She claimed that Merck systematically discriminates and retaliates against pregnant female employees who take maternity leave.

Colicchio started working for Merck in 1998 and was eventually promoted to senior director of its Global Operational Excellence department in 2005.

When she became pregnant with her third child in 2005, then-senior vice president of global services J. Chris Scalet allegedly told Colicchio that she would not be promoted to vice president of her division because of her plans to take a six-month maternity leave.

Merck hired a lesser qualified executive outside the company for the position in 2006, around the time Colicchio returned to work, the complaint says.

Colicchio claimed that Merck delegated her responsibilities to a male executive with less experience because she took an additional leave to care for her newborn son.

She says Merck vice president Sigma Laurel LaBauve became abusive to her during meetings and tried to drive her out of the company.

LaBauve "voluntarily" told Colicchio "that she had been there a long time and was no longer 'a fit,'" according to the complaint. LaBauve also allegedly discouraged Colicchio from returning to work because "babies need their mammas."

Colicchio said Merck fired her in 2007.

She sued the company, Scalet and LaBauve for employment discrimination, retaliation, and violations of the New Jersey and federal family leave acts.

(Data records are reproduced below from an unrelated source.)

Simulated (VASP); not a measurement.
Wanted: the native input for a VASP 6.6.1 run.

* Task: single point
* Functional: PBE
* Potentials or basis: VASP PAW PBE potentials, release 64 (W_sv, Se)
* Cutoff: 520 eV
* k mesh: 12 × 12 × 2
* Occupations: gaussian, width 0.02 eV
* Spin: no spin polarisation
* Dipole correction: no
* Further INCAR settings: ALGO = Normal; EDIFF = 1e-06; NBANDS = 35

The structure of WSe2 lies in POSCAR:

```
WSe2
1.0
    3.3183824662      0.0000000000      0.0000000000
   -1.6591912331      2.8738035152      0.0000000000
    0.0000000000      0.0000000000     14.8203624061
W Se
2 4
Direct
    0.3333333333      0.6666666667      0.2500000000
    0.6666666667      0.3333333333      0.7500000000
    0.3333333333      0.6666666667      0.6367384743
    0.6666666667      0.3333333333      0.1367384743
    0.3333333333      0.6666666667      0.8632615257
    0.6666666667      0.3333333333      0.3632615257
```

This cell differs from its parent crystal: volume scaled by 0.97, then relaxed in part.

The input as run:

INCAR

Merck removed the case to federal court in New Jersey and sought summary judgment on all claims. It argued that Colicchio could not show discriminatory intent because she worked there for almost a year after her third maternity leave, and it claimed that Colicchio's firing stemmed from a business-reorganization plan.

U.S. District Judge Stanley Chesler concluded, however, that "defendants fail to come to grips with the main theory of plaintiff's case."

A reasonable jury could infer discriminatory intent based on LaBauve's statements to Colicchio prior to her third maternity leave, the removal of her job responsibilities when she returned to work and her eventual termination, the Nov. 16 ruling states.

"Defendants try to treat the maternity leave and the termination as remote in time, but, under plaintiff's theory, they are temporarily linked by the intervening process of changing her job responsibilities," Chesler wrote.

He added: "This is sufficient, at this stage, to defeat the motion of summary judgment regarding employment discrimination based on both pregnancy and gender."

Colicchio has also presented enough evidence to advance a claim of discriminatory termination, the ruling continues.

Merck furthermore cannot defeat the failure-to-hire claims because it failed to show a justifiable reason for not promoting her to vice president, the judge found.

"Defendants have failed to articulate why they decided not to consider internal candidates like plaintiff," Chesler wrote. "No reasonable finder of fact could conclude that Merck has articulated a legitimate, non-discriminatory reason for not hiring the plaintiff for this position.

"Furthermore, plaintiff has pointed to evidence that she was not only considered for the position of interim vice president of Global OE, but that she would have gotten it but for her maternity leave," he continued. "This is sufficiently powerful evidence that she was qualified for the vice president of Global OE position, and that the articulated reason - the mysterious exclusion of internal candidates - is a pretext for illegal discrimination, that this claim should go to the jury."

"It is clear, at this juncture, that there are factual disputes over whether plaintiff was restored to an equivalent position with equivalent terms and conditions of employment," he added. "This is a matter for the jury."

Colicchio does not have a case, however, for retaliation under the state anti-discrimination laws or the federal and state family leave acts.

"Nothing in the factual statements or in the underlying evidence shows that plaintiff complained of an adverse action on the basis of pregnancy or gender," Chesler wrote.

The court nevertheless preserved Colicchio's claims that Merck is liable for the alleged discriminatory conduct of its executives, and it refused to side with the drugmaker on the issue of punitive damages.

"Given that this court has decided that many issues of defendants' alleged discriminatory and retaliatory conduct should go to the jury, there is no reason at this juncture to bar the jury from considering an award of punitive damages," Chesler concluded.